The external professional association members of the Tax Practitioners Board (TPB) Tax Practitioner Governance and Standards Forum (TPGSF), collectively the Joint Bodies, make this submission in response to consultation on the Exposure Draft Treasury Laws Amendment (Measures for Consultation) Bill 2022: Tax Practitioners Board Review (the ED). Additional professional association members from the TPB Consultative Forum also support the views presented in this submission.
We thank Treasury for the opportunity to discuss the consultation at the TPB Forum on 6 December. This submission provides further details of the Joint Bodies’ response to the changes proposed in the ED.
The complexity and scope of Australia’s tax and superannuation system means that almost all Australian businesses and almost two-thirds of individuals use a tax practitioner to help them with their tax affairs. As at 30 June 2022, there were 45,333 tax agents and 17,007 BAS agents. Many of these agents employ others. Collectively, they employ tens of thousands more people, to provide tax advice, as well as prepare and lodge the millions of returns and forms required by the ATO each year.
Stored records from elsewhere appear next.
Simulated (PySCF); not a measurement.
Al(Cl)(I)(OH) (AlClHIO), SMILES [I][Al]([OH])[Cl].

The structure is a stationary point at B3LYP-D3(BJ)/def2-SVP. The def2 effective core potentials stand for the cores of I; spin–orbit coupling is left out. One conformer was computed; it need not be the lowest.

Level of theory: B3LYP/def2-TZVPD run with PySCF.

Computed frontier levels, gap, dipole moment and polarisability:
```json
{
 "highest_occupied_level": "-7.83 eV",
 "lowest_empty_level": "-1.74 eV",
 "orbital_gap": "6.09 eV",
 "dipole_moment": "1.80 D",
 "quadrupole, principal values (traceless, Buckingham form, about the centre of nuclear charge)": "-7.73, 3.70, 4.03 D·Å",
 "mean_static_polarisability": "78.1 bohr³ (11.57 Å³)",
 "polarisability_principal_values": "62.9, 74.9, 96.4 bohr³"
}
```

The size and importance of the tax profession means that changes to the regulatory framework need to be properly considered and carefully implemented. The Joint Bodies support the progression of the recommendations arising from the Review of the Tax Practitioners Board (the Review) in 2019. and acknowledge the refinement of proposals since the publication of the Government response to the Review recommendations.
We welcome the introduction of the prohibition scheme for disqualified entities but hold concerns about certain aspects especially the notification scheme for practitioners. We reiterate our objections to the Minister having the power to elaborate or supplement the Code of Professional Conduct (the Code) as well as our objection to the inclusion of the concept of “tax system integrity” in the Object of the Tax Agent Services Act 2009 (TASA). As the proposed change to the renewal process will still allow the Board to grant renewal terms of longer than one year, we recommend a staged implementation supported by new systems that minimise the disruption and reduce the burden on practitioners. We support the establishment of the TPB Special Account on the condition that there will be no increase in TPB fees.